Our feathered friends, birdbrains, and wingnuts


I realize that grooming and kissing are such an important part of my relationship with B.B. I realized that grooming his head feathers and kissing him releases oxytocin for both of us and we feel in love.

I also realize that part of being in love is that he gets angry at me when I can’t always give him what he wants. Sometimes when he’s out with me he wants kisses or attention and if I don’t give it to him he growls or bites me. I have to figure out how to give him enough love that he feels satisfied. And I can’t reinforce aggressive behavior.

He is not even 1 year old yet, but it’s coming up, next month.

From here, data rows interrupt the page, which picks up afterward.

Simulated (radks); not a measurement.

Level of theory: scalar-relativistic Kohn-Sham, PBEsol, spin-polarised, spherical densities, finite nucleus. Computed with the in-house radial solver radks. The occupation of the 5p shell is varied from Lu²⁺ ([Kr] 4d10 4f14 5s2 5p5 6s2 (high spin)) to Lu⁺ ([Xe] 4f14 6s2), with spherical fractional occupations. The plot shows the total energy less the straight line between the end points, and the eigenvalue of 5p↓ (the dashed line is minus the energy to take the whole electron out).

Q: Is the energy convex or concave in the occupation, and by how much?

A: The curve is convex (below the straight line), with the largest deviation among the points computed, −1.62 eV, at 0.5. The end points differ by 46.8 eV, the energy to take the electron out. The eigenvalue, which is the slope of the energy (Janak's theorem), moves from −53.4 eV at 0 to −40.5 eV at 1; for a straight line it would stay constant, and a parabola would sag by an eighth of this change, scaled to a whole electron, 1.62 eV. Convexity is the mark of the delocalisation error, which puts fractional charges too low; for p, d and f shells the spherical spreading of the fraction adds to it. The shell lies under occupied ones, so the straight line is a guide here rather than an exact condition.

Every day we sit on the patio while I have my morning tea. He used to be content sitting by himself in the plants but lately he wants to be with me and kissing or grooming. So he’s really exploring our attachment.

It is extremely helpful in my recovery to have this little beast who needs and desires physical touch and talking to him. Talking to him positively grounds him. Touching him or kissing his beak calms him. It helps me feel grounded too and teaches me about attachment.


On this day which *feels* so horrible I was visited by three winged creatures on my back patio. The first was a fledgling hummingbird. I didn't know hummers fledged, but it makes sense now that I think about it. I noticed a hummer on my feeder and when another hummer came, this one hung upside-down! That was surprising! When the other flew away this one righted itself. When it flew away, it flew straight down to the ground. I looked for it, but didn't see it so assumed it flew away.

Then I went outside to dump some small plant waste in the garden and it was sitting on the ground near the hose. I used to do wildlife rehab, and since I have a small bird I am used to handling small delicate things. I scooped it up and it didn't protest. I brought it in and looked at in the cage of my hand. Two of its tail feathers were sticking out to the side, but other than that it seemed fine. It flew a little inside my house, landing on the table. Since it could fly I thought it was a fledgling so I put it back outside and it flew into the tree.

Then there was a fledgling dove, this one with its parents. The fledgling was so naive, sitting too close to the sliding glass door, on the armrest of one of the chairs. The parents were enthusiastically eating leaves and seeds on the grass, kind of being dramatic to entice their baby, but it just drank a little water from the giant clam shell I fill with water every day and kept staring at me. The parents flew away and left him in the playpen of my patio.

Then the hummer came back and was sitting on one of the chairs. It kept flapping and hopping. I called the wildlife center and asked if hummers fledge like other birds. While I was waiting for them to consult an expert I watched the baby flap and flap. One moment it went to the lowest branch on the tree, then dove onto the neighbor's patio. The wildlife expert finally got back to me and said that since the hummer was able to right itself on the feeder it was probably a baby that was being subservient to a parent. Then she said they do go through a fledgling period until they are able to lose enough weight to be able to fly with strength. I thought that was so cute and funny to think that the baby has been taken care of so well by its parents that it has to lose some of the baby fat in order to fly confidently on its own.

A couple hours later a beautiful orange and black butterfly sat by the sliding glass door and showed off its wings to me.

Each time I saw these lovely little beings it took my mind off my worries and reminded me of how nature is forever summoning new life into this world. And that I am so blessed to witness their lives on my back patio.


I saw a bird yesterday that had an exceptionally long tail. He flew into a tree. I didn't see him again, but I did not see any bright colors on him. My bird watching experts (friends) thought it might be a mockingbird, but I have seen them. That tail was way longer than that. Just curious...


It just came to me, and maybe someone knows, as I know nothing about birds? :confused:

Years ago there were a pair of totally white kind of 'fluffy'? (the technical term :laugh: ) all-white birds, about the size of a large softball each, well a little bigger, and roundish and they came back to our patio 3 or 4 years in a row. They spent a lot of time on the ground in the patio. It is a cold climate , would have been spring/ early and mid-summer. What could they be? I just called them lovebirds, well we called them Lou and Boo. And they weren't bothered or scared of x2 large dogs.